Pastoral Letter #14

Pastoral Letter #14
Dear Members and Friends,

We missed you this morning. Yes, you. We had a Zoom coffee conversation at 9 and you weren’t there. We understand, maybe you had to run an errand. That happens. Or maybe you didn’t feel like chit chatting this morning. Or maybe you’re not comfortable getting into a group conversation when you may not know or even recognize anyone. Maybe you’re not a morning person. Or maybe Zoom feels too complicated.

Here’s what I fear about the end of this long stay-at-home siege: it comes to an end and you will have suffered in loneliness and isolation and not met a single new person in the entire time.
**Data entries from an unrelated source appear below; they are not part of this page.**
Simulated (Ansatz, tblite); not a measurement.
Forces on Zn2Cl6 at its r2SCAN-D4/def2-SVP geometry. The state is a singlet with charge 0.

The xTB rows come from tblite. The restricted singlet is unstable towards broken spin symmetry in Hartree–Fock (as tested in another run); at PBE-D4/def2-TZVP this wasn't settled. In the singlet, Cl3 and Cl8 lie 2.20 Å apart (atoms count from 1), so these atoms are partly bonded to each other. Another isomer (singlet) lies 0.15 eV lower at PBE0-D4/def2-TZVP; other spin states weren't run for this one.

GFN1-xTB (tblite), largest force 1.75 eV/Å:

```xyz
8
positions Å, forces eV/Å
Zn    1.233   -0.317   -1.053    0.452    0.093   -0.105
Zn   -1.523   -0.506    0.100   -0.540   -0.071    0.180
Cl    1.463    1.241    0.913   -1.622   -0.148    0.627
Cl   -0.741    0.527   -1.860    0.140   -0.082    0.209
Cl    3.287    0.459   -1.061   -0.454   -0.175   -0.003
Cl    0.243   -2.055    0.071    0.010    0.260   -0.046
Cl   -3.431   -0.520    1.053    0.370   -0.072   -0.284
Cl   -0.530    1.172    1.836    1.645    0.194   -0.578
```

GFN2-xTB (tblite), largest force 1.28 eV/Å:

I’ll host a conversation Monday through Friday at 9 beginning tomorrow. Send me an email if you’d like to participate. Courage, mate. A little Star Trek reference: Travel where no one (well, where few) have gone before.

On another subject, let me introduce you to the Greater Good Science Center at the University of California at Berkeley. More specifically, I want to call your attention to its focus on happiness. They have courses like “The Science of Happiness” and “Happiness at Work.” I saw these courses and dismissed them as naïve.

Was I wrong! I was hesitant when I first logged on and saw discussion about positive psychology. How quickly I had forgotten my own studies of something akin to positive psychology. I studied the work of child psychiatrist Robert Coles. While some psychiatrists studied what happened that hurt children and caused mental health problems, Dr. Coles looked at children who survived extremely challenging experiences – the youngsters who integrated schools in the face of angry, screaming mobs; children who moved constantly because their families worked as migrants and did sharecropping; kids who grew up in extreme poverty in isolated mountain communities. He studied kids who survived and thrived so that we could all learn from them. That’s a positive psychology perspective even though he didn’t describe it in those terms.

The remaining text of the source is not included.